In America, Basil was almost unheard of until the 1970's. Craig Claiborne wrote about the great Italian chef Marcella Hazan and suddenly basil was everywhere! Crushed into the ubiquitous Pesto and tossed with pasta, its ribbons topping a caprese salad, flavoring an omelet, or roast Chicken. Basil is now one of the most popular Herbs in the United States.

Season

Basil thrives in warm seasons (especially Summer).

Availability

Basil is available year round.

Cultivation

Basil's likely origin is Africa, though it was first cultivated in India, from where many varieties spread throughout Europe and Asia. The Greeks and Romans both used Basil, the Greeks calling it "basilikon," meaning "kingly or royal."
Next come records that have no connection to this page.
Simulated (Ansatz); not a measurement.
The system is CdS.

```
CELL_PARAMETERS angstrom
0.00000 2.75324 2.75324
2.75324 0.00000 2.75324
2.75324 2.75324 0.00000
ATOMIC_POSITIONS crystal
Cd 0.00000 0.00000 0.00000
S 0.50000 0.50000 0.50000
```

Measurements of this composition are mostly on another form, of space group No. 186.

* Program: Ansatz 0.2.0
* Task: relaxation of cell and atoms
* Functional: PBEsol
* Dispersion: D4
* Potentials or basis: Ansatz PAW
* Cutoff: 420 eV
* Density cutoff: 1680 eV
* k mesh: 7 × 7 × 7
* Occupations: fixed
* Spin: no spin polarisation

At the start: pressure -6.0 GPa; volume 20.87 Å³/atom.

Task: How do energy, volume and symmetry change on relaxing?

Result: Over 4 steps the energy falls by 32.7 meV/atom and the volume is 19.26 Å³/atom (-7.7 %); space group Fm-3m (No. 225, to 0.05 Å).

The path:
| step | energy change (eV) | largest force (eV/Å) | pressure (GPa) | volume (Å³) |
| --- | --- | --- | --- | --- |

Basil grows best outdoors, but can live happily indoors in a pot on a sunny windowsill. Pinch off the buds before they flower, and the plant will continue producing leaves for months. If allowed to flower, it will produce seedpods with black seeds that can be planted the next year. You can also grow a new plant by suspending a sprig in a glass of water. It should sprout new young roots in about 2 weeks. Many cooks keep a few fresh Basil plants around the kitchen or yard (especially in Summer), for the addition of the freshest Basil.

Production

Varieties

Sweet Basil or Italian Basil (also called large leaf basil) is the most common variety used in Europe and North America, while Thai Basil, Holy Basil and Lemon Basil are essential to many Indian and Asian dishes. Many other varieties have been developed, including Globe Basil, Cinnamon Basil, Purple Basil and African Blue Basil.

Purchasing

These days, fresh Basil is available year-round in the produce section of grocery stores and farmer’s markets. When buying, look for unwilted Basil leaves that are bright green, in color.

Storage

Unfortunately, Basil doesn’t last long at room temperature, staying fresh only 2 or 3 days. To help extend its life, refrigerate it wrapped loosely in a paper towel and placed in a plastic bag or container. It will last 1-2 weeks refrigerated. Stand the Basil in the fridge in a glass of water, covered with a plastic bag (change the water every 2 days). Basil will last 3-4 weeks, this way.

Culinary Uses

Basil has the most flavor when raw, so it is often added at the very end of cooking or just before serving. You can cook it longer, for example in a soup or baked dish, for a more muted flavor. Use only the leaves and discard the stems and buds. If you want pieces, it’s best to tear the leaves with your hands, as a knife can easily bruise the Basil. 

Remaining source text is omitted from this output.